Who Became Known as Clive of India?
Who Became Known as Clive of India? Robert Clive (1725-74) was the founder of Britain’s Indian Empire. Yet at school he was idle, unruly and turbulent and became the ringleader of a gang of youths who terrorized his native town of Market Drayton, Shropshire. Both Market Drayton and the Clive family must have been relieved when, at the age of 18, he left England to become a clerk with the British East India Company in Madras.
At first he was so depressed by his new environment that he twice tried to shoot himself, but his opportunity for greatness came with the outbreak of war between the French and the British for supremacy in India.
In 1751, when the tide was running against the British, Clive led a few hundred English and Indian troops to seize the great fort at Arcot the capital of one of France’s Indian allies. For 53 days his small force held the fort against repeated assaults until the besiegers were forced to retreat, leaving the district to the ruled by an Indian who favored the British. Clive followed up this success with further victories which led to a settlement in south India in Britain’s favor in 1752.

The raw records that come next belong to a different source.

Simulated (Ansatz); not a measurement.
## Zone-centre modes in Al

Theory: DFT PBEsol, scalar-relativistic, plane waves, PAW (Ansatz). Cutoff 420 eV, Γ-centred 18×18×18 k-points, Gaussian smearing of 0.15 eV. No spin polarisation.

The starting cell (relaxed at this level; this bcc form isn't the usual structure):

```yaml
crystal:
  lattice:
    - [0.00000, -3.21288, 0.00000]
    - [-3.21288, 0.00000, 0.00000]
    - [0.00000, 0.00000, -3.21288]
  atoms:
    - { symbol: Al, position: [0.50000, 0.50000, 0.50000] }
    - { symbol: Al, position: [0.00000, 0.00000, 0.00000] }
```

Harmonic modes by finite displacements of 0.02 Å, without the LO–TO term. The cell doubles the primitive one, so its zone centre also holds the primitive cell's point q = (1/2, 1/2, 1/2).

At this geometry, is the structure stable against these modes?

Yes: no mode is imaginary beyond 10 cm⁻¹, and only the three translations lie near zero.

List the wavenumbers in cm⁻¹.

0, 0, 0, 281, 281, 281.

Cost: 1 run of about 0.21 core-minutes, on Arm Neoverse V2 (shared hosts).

He returned to England in 1753 with a large fortune, but soon spent it and went back to India as Governor of Fort David. He was sent north to re-establish British power and defeated the Nawab of Bengal, Siraj-ud-Daula, at the great battle of Plassey in 1757, replacing him with Mir Jaffir, who was sympathetic to the British. Clive accepted a gift of £200,000 from the new ruler and when Mir Jaffir died, Clive was left lands with annual revenue of £30,000.
He sailed for England in 1760 but five years later returned as Governor of Bengal and tried to curb the corruption which was rife in India and to which he himself had contributed in earlier days. In 1767 he left India for the last time.
Major-General Robert Clive established the military and political supremacy of the East India Company in Bengal. He is credited with securing a large swath of South Asia (Bangladesh, India, and Pakistan) and the wealth that followed, for the British crown. Together with Warren Hastings he was one of the key early figures in the creation of British India, with all his attention focused on one prize, Bengal. He also sat as a Tory Member of Parliament in London.
Clive was one of the most controversial figures in all British military history. His achievements included establishing control over much of India, and laying the foundation of the entire British Raj. For that he was vilified by his contemporaries in England, and put on trial before Parliament.
At home he was cross-examined about his great wealth by a strongly critical parliamentary committee which found him guilty of fraud and greed. Because of his services, he was not prosecuted. Modern historians have criticized him for atrocities, for high taxes, and for the forced cultivation of crops which exacerbated famines. But the bitter attacks on him, together with the strain of his life in India, affected his mind and health so much that he committed suicide in 1774.